Factory farms are a place of intense suffering for animals. By choosing free range organic food for your furry companion, you will feel comfort in the fact that you are not contributing to this suffering for the sake of feeding your loved ones. As Compassion In World Farming's chief executive, Philip Lymbery, says: "How many pet owners would be shocked to learn that their beautiful sentient creature is being fed on the misery of another?"

Nutritionally, free range organic food is superior to food derived from intensive production systems. It is produced without the use of synthetic chemicals, fertilisers, antibiotics, growth hormones, preservatives or GMOS, all of which can be detrimental to your furry companion’s health.

There are many environmental benefits associated with choosing free range organic meat and pet food over factory farmed.

According to the UN, raising animals for food is one of the largest contributors to greenhouse gas emissions.

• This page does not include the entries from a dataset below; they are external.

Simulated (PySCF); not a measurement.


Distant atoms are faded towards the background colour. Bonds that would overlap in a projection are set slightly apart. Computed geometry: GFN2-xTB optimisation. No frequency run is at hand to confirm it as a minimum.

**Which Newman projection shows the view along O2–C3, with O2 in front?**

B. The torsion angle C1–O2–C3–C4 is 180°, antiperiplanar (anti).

The PEW Commission on Industrial Farm Animal Production attributes a wide array of problems to factory farms such as:

  • air quality problems

  • contamination of rivers, streams and coastal waters with concentrated animal waste

  • high levels of resource use such as water for irrigation and cleaning

  • greenhouse gas emissions, such as methane, carbon dioxide and nitrous oxide produced by the animals during the digestion process in the gut, and emissions from degradation processes in uncovered waste lagoons and digesters

  • large inputs of fossil fuels, industrial fertilisers and other synthetic chemicals

Where can I buy free range organic food for my furry companions?

The following are some of the brands I recommend as well as places where you can purchase them.

OrganicPaws - available at Chew Chomp and Chill and Marcia’s.

Complete Pet Company - available at Chew Chomp and Chill.

Suburban Pup - pick up or home delivery.

Whoa Nelly.

Meat from your local organic butcher. We like Sherwood Road Organics, The Meat-Ting Place and Allsop & England Organic Butcher.

Sources:

1. Animal Health Alliance [Australia] Ltd 2013, ‘Pet Ownership in Australia 2013 Summary’, Canberra.

2. Animals Australia ‘What is Factory Farming?’.

3. Compassion in World Farming 2015, 'Pet food: misleading labelling?'.

4. Cowspiracy 2014, ‘The Facts’.

5. Food and Agriculture Organization of the United Nations 2006, ‘Livestock’s Long Shadow: Environmental Issues and Options’.

6. PEW Commission on Industrial Farm Production 2009, ‘Putting Meat on the Table: Industrial Farm Animal Production in America, Executive Summary’.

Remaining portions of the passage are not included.